Portmeirion Botanic Garden: 1985 and 1993

“I’ve always wanted to have a pottery.  My husband was slightly horrified at the idea at first.  But we believe gaiety, brightness and good design are good business, as well as good things in themselves.”  (Susan Williams-Ellis, co-founder of Portmeirion Pottery in 1960).  The thing that has always attracted me to Portmeirion Pottery is that a set of plates in the Botanic Garden design can actually be plates, each with a different flower or plant, matching but not the same.  I have never been someone who favours identical pottery; I like the random nature of Botanic Gardens, a bit like nature.  Because of this unique trait of Portmeirion’s Botanic Garden, I have many pieces – large and small plates, planters, vases, casserole dishes, cups and saucers, teapot, milk jugs, soup bowls and much more.

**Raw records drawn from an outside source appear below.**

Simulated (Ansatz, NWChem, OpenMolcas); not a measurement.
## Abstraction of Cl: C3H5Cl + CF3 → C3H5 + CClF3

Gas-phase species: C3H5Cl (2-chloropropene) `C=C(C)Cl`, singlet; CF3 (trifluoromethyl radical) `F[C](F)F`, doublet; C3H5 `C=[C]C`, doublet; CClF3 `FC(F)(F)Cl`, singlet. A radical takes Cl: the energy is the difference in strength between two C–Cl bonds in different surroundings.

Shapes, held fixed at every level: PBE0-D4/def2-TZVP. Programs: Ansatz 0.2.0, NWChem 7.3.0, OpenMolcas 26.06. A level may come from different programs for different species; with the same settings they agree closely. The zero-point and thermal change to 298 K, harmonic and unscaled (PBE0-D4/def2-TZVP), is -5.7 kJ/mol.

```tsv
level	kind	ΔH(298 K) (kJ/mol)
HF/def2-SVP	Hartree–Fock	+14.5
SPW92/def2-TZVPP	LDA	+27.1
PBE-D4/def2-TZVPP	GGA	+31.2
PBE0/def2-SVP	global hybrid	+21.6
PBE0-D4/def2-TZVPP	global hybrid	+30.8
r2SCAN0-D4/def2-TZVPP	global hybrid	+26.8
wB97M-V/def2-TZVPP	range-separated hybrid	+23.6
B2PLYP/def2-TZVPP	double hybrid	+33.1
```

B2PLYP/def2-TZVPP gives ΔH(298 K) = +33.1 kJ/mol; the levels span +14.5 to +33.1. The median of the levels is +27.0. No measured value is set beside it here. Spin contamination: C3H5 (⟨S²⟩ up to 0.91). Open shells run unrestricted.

Is it lazy to deliberately write one Blog about two tea towels?  No, I don’t think so;  they are both Portmeirion Botanic Garden tea towels, although bought eight years apart, for different reasons and with different patterns. What they share is that special design which I love, which underpins the background to the Blog.  As tea towels, they share the iconic leaf pattern which runs down the tea towel on the left (as you look at it) and borders the one on the right, as it does on much of the crockery.  The way that the flowers are used on the tea towels reflects the different designs on the pottery – depending on the size of the flower head; the smaller ones can be accommodated in straight lines but the larger headed flower needs the full space of the material.  Portmeirion teatowels are always made of good quality cotton which makes them excellent for wiping up.

And the story behind the tea towels? The one on the left is a tea towel that I bought for my mother’s 61st birthday in 1985.  Mum had wanted some new, different mugs; she liked Portmeirion so I decided to buy her four mugs with different flower patterns and, taking my own advice, bought a Portmeirion tea towel to wrap them up in (See Blog dated 4/1/16 Things To Do With a Tea Towel).  Although not a collector of tea towels, my mother did like a nice quality tea towel; she was delighted with both the mugs and tea towel.  31 years on, all are going strong.  I have inherited the tea towel which holds a strong place in my collection.

The second tea towel belonged to John.  When he retired from the NHS in 1993, his colleagues clubbed together to buy him a retirement gift.  They asked him what he would like.  John was a big fan of Portmeirion Botanic Garden. He loved the ‘chunky’ and robust nature of the pottery itself; he loved the bright colours and patterns; he liked the fact that the pattern extended all over the pieces; he loved the unusual shapes.  John asked for some Portmeirion Botanic Garden pottery, some larger pieces that he probably wouldn’t have bought for himself: casserole dish, coffee pot, a large vase, fruit bowl, serving spoons and stew pot.  It was a beautiful collection but he also bought a tea towel, as a present for me, the tea towel on the right.  John loved his retirement gift and made great use of it all.  After 23 years, all the pieces are in tact, and the tea towels are in good shape.  Great memories.